Learning Experience

3 Beginner Mistakes I’ve Made in My Data Science Career

Writing this feels like career suicide

Arunn Thevapalan

Apr 29, 2021 • 7 min read

“You have been talking a lot about your learnings and successes; why not spill some of your mistakes and regrets too?”

That was my sister after I had lost a bet yesterday.

Now she’s forcing me into writing this article. I know what you’re thinking — she has a fair point, but maybe I’m not comfortable (yet) with the world seeing my mistakes.

Writing this feels like career suicide.

Will you follow my work even after this? I don’t know. Maybe that’s why I don’t see many experts talk about their early career mistakes. C’mon, surely they should have committed some too?

So guys, here I am, pressured to be honest about the mistakes I made when I started a career in data science. I’ll dive deep into revealing causes for every mistake, its importance for beginner data scientists, and how we can eventually avoid them.

Let’s see how this goes, shall we?

1. Believing Complex Algorithms Always Result in Better Solutions

“So what are the characteristics of these clustered residents?” my manager asked.

We had used the most advanced, recently released model to segment the residents of a smart city. The whole model was a black box, so we have no idea how it does the segmentation but gave the highest accurate clusters.

I thought for a minute; I couldn’t come up with an answer. Our model had no interpretability.

I hadn’t learned the lesson, though. At a later time, the client turned down our proof of concept for a potential project.
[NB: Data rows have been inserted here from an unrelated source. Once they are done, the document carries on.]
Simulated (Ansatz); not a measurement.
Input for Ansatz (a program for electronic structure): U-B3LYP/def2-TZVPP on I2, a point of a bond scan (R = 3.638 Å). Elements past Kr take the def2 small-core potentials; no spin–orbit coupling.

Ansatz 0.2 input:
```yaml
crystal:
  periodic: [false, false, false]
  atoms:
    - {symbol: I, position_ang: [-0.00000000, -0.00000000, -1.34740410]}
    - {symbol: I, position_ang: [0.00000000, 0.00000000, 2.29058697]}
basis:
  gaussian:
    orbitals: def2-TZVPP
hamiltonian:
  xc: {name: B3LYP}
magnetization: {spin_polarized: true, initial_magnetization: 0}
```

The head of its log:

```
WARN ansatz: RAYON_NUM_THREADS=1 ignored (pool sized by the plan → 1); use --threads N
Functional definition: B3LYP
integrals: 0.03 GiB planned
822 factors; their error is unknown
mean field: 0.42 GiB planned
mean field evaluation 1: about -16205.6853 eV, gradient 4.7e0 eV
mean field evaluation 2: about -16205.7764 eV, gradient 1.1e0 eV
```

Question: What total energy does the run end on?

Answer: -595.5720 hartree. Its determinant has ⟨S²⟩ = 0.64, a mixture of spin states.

“This solution looks promising but let us get back to you. The investment of deploying this solution might be a bit too high.”

We had proposed a computer vision system to estimate the mass of fishes, using state-of-the-art object detection and depth estimation models. Still, we hadn’t accounted for the expensive GPU-based computation that came along with that.

Whenever I have been presented with a problem to solve, my brain is used to thinking of neural networks and complex algorithms.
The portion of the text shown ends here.